Previously, we’ve described the parts of headless BI, taken an in-depth look at the data modeling layer, and explored one use case for headless BI: embedded analytics. This week, let’s take a step back and look at the category of data applications.
What are data applications?
“Data apps” is an umbrella term for a category of interactive tools that use data to deliver insight or automatically take action. When we talk about data apps, we frequently cite the examples of recommendation engines, data visualization built into applications, and customized internal reporting tools for business teams.
Isn’t this just embedded analytics?
Embedded analytics takes the kind of exploration that used to happen in dashboards and legacy BI tools, and injects it directly into the applications that internal teams and external customers already use. Headless BI facilitates building embedded analytics more quickly. But embedded analytics is just the beginning.
Despite being more accessible and customized than traditional dashboards, embedded analytics is still primarily a tool for data exploration. By contrast, data applications are capable of data explanation: highlighting trends, surfacing insights, making recommendations. This type of application entails a dynamic, purpose-built user experience, and it is typically developed by software and data engineers, not business analysts.
What are some use cases of data applications?

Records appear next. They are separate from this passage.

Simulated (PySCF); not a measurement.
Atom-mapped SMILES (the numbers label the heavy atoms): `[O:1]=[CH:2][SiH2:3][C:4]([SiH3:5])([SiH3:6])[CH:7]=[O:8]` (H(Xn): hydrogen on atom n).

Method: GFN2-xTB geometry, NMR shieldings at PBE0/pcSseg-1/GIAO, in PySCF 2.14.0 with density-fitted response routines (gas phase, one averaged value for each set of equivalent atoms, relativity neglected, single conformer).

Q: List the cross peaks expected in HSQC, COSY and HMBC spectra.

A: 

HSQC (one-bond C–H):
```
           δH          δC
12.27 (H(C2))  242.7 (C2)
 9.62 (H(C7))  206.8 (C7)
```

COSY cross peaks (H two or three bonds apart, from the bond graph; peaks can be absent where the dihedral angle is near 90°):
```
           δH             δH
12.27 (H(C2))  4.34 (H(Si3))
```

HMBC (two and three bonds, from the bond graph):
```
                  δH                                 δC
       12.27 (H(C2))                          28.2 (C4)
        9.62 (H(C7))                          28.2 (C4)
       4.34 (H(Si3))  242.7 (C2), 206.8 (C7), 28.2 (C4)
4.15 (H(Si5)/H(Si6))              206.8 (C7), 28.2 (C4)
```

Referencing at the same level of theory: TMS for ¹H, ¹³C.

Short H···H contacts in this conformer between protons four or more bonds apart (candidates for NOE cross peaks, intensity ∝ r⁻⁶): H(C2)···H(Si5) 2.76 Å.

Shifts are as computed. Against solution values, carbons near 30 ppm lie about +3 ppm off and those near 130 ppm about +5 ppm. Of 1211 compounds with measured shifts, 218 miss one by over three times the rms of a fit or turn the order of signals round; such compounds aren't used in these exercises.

The first type of data applications is an embedded data app. Think of this as the evolution of embedded analytics, but unlike embedded analytics’ static dashboards, embedded data features tend to be highly customized, dynamic, and purpose-built. These applications surface insight within the native user experience of another application.
A business’s internal data products and portals are a second kind of data applications. Unlike traditional or embedded exploration dashboards, this type of data application is purpose-built for a specific business unit, and is built with relevant business context. These applications’ custom interactivity allows business users to receive insights without mastering data analysts’ workflows.
The third type of data applications are end-consumer-facing applications. These may be built for customers, partners, or shareholders, and they are not dissimilar from internal applications—but they tend to require a finer level of design polish and customization. Additionally, this type of app must be built for higher performance, reflecting consumers’ expectations of speed.
How are data applications built?
By their nature, data apps require recourse to large quantities of data. This has been made possible by the rise of the cloud data warehouse and an ever-growing ecosystem of data ingestion, governance, transformation, and orchestration tools.
But given their complexity and power, data apps generally are built by engineering teams, and they require integration with modern engineering workflows, including version control, testing, and continuous integration and deployment practices.
Building from scratch
Embedding data app functionality into a larger application generally requires building from scratch. What is the architecture of such a solution?
Naturally, a data application starts with the data—and the basis of the modern data stack is the cloud data warehouse. This can be a general purpose data warehouse like Snowflake or a real-time tool like Firebolt, ClickHouse, or Materialize.
Headless BI layer
A crucial component of a data app is the headless BI layer. Specifically, a major piece of this is access control integrated with the warehouse’s security controls, because embedded analytics always require multitenancy. A second piece is advanced caching. This is because the data warehouse is a great candidate for a backend, but itself does not support highly concurrent queries with sub-second latency that modern data consumers expect.
The BI layer is also where data modeling is handled, to ensure that a data app’s users consume the same data definitions as users of other internal or external applications. Data modeling and metrics definition should be handled once, and this must be up-stack from every application or dashboard.
Data is then made available via diverse APIs—e.g., SQL, GraphQL, and REST—to be consumed by…
A hybrid presentation layer
For the high customization expected of an embedded data application, and when front-end teams are looped in, different charting libraries can be used. These range from D3 to Chart.js and Highcharts. These most likely will be natively integrated with frontend application frameworks like React or Angular.
Working with a framework
For the second and third types of data applications, the initial layers of the data stack are the same—i.e., the base layer is a data warehouse, followed by a headless BI layer for data modeling, access control, caching, and application APIs.
For the user interface, however, there’s typically less customization required. This creates the opportunity to take advantage of the new category of no code / low code tools like Appsmith and Retool, which can be used to quickly build analytics interfaces.
There also are data application frameworks that are helpful here: tools like Plotly Dash and Streamlit make it possible to turn data scripts into shareable web applications without the need for front-end development.
As it gets easier to build customized experiences, the number and types of data apps will proliferate—but the use case for a basic dashboard-centric experience won’t go away. There will always be cases where needs are best met with traditional charts, or when the quick turnaround requires making something available without tapping engineering resources for help. For these, embedded analytics are and will remain the best choice.
What’s exciting, though, is all of the new opportunities that the modern data application stack makes available. Opportunities for working with ever greater quantities of data, with ever greater complexity, will only grow.